Over the weekend I took advantage of some frankly great streaming video from the IMSA Racing application to view some of the Rolex 24 at Daytona. And the action was thrilling, with several classes being decided not in the last hour, but in the last minutes. Of particular interest to me was the GTLM category, where Porsche had been going round after round with team Corvette over the past few years. And while they weren’t challenging for the overall victory, it gave me pause to consider Porsche’s contribution to racing. You see, Porsche has recorded 22 overall victories at Daytona, but what’s perhaps more impressive is the claimed 77 class victories they’ve claimed. It wasn’t to be this year, but one of the 991 RSRs did make it to the podium. Fitting, then, that we should look at one of the more impressive and expensive variants of the 911 RSR; the 993 Cup 3.8. Only 30 of these racing variants were produced; less even than the road-going 3.8 Carrera RS with which it shared its name. Lightened, widened and with something like 400 horsepower coming from the race-prepared motor, these are still seriously potent track weapons today some 20 years later:

CLICK FOR DETAILS: 1995 Porsche 911 Carrera Cup 3.8 RSR on Race Cars Direct

Year: 1995
Model: 911 Carrera Cup 3.8 RSR
Engine: 3.8 liter flat-6
Transmission: 5-speed
Mileage: Not Listed
Price: E.290,000 ($315,792 today)

This 993 Cup 3.8 RSR was the first car ever engaged in GT Championship by the famous and subsequently multi-Le Mans winner French team IMSA. Last races when the car was engaged in GT Championship by IMSA were in Pau and Monza back in 2002. The car was then driven in club and historic car races. The car just won in 2015 the FFSA GT Classic championship for historic GTs up to 1997, outperforming other cars such as 993 GT2 and Dodge Viper.

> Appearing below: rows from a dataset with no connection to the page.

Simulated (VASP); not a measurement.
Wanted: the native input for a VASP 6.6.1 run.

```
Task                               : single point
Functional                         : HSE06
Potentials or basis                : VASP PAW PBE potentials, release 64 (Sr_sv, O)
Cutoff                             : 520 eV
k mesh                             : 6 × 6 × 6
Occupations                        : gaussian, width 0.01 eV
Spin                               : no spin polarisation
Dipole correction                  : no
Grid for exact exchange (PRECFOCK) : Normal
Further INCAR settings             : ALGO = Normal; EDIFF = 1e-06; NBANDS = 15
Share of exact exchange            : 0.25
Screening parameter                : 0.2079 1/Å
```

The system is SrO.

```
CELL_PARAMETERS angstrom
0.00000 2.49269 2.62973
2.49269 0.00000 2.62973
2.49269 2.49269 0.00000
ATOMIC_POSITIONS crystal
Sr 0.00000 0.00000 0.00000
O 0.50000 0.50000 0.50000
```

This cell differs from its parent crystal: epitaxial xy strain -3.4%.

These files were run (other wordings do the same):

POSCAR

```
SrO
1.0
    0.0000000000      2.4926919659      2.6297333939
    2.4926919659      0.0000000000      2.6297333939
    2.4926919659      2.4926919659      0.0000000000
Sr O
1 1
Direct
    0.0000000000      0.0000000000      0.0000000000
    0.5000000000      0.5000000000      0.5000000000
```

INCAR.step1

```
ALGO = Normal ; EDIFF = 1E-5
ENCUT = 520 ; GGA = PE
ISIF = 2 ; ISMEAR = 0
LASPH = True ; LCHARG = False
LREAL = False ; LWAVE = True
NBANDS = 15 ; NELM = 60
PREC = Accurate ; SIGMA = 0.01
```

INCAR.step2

The car is in excellent mechanical and optical condition. The engine and gearbox were fully disassembled and rebuilt in October 2015 for a detailed inspection prior to the sale. Engine dyno test available. Clutch is new. Shock absorbers and transmissions have less than 8h.

The car has been maintained at the highest standards by Pierre Ofzky in Switzerland, one of the most capable mechanic in Europe on air-cooled Porsche. More than 100.000 EUROs of regular maintenance invoices available since 2010. Very nice body condition and paint.

A comprehensive spares package is also available at extra-cost including additional wheel sets (center lock speedlines), body parts (rear and front bonnets, rear wing and original doors), transmissions, brake discs and pads, clutch, etc…

Car delivered in 1995 as supercup to Lafon / Jarrier and subsequently homologated by IMSA as 3.8 RSR in GT Championship. Chassis number: WPOZZZ99ZSS398099, matching numbers. Full documentation and complete history available upon request.

This car certainly looks very fresh and clean overall, and the $100,000 worth of rebuilt items over the past few years is both a comfort and a warning; these are expensive cars to run. But the increase in value of 911 models has me wondering if a well documented and excellent condition example like this isn’t a bargain. How is $315,000 a bargain? Well, it’s $235,000 less than the 911 Carrera 3.8 RS that sold at Sotheby’s in August. Granted, the road cars have a greater appeal and ability to be used, but Porsche factory racers have been a hot commodity over the past few years. While it’s far out of the realm of consideration for most (if not all) of our readers, you could make a pretty strong argument that this car could be a great investment.

Plus, look at it. Dear Lord, it’s just perfect automotive art. And, it’s old school speed; make it as light and stiff as possible, stick some massive BBSs on it and a big honkin’ flat-6 in the rear. This was the end of an era.